A profit sharing scheme is an example of a variable pay plan. In profit sharing, company leadership designates a percentage of annual profits as a pool of funds to share with employees, or a portion of employees such as management. The pool of funds generated is then divided across covered employees using a formula for distribution. It is a good idea for entrepreneurs to motivate, recognize, and reward their employees for their input towards their business entities meeting their annual financial objectives and strategic goals. This helps assemble a team of dedicated employees and can pay abundantly in dividends.
Unlike the law in the United States through the U.S. Department of Labor’s Employee Benefits Security Administration (EBSA) and the Internal Revenue Service (IRS) which provides specific provisions for this, South African law does not provide specific provisions for employee incentive schemes. Nonetheless, contract law can be used to address the situation. Thus, employers can get into contractual agreements with their employees to provide for such incentives.
Advantages of this scheme include that:
• It brings groups of employees to work together toward a common goal, that is, the success/benefit of the company.
• It enables employees to focus on profitability.
• The costs of implementing the plan rise and fall with the company's revenues.

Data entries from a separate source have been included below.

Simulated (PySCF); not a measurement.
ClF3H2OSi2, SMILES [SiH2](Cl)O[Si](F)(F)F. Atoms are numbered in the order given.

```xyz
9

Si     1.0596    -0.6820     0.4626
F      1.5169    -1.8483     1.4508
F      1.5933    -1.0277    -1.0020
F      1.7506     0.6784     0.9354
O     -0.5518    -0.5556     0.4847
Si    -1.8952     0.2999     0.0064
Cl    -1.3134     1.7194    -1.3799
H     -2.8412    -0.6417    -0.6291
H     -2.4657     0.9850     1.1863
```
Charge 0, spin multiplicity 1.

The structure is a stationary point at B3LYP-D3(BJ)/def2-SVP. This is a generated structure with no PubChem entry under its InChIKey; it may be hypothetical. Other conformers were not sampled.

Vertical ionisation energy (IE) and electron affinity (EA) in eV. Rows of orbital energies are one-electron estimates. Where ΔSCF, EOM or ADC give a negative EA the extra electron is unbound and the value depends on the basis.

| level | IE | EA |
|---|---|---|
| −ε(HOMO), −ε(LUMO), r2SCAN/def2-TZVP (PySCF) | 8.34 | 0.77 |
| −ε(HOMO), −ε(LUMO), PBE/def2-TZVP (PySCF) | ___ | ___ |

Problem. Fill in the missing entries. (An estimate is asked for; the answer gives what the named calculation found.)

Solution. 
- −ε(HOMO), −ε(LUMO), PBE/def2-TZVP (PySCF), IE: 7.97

• Enhances commitment to organizational goals
Such incentives do not necessitate giving employees shares hence ownership in the business and create an environment where the key employees feel that they have entrepreneurial decision making authority, and are compensated based on profits. However, they will not have authority in two non-delegated roles, which remain the entrepreneur’s sole responsibility. That is, capital expenditures and signing checks. Entrepreneurs should thus consider management profit sharing schemes for their businesses.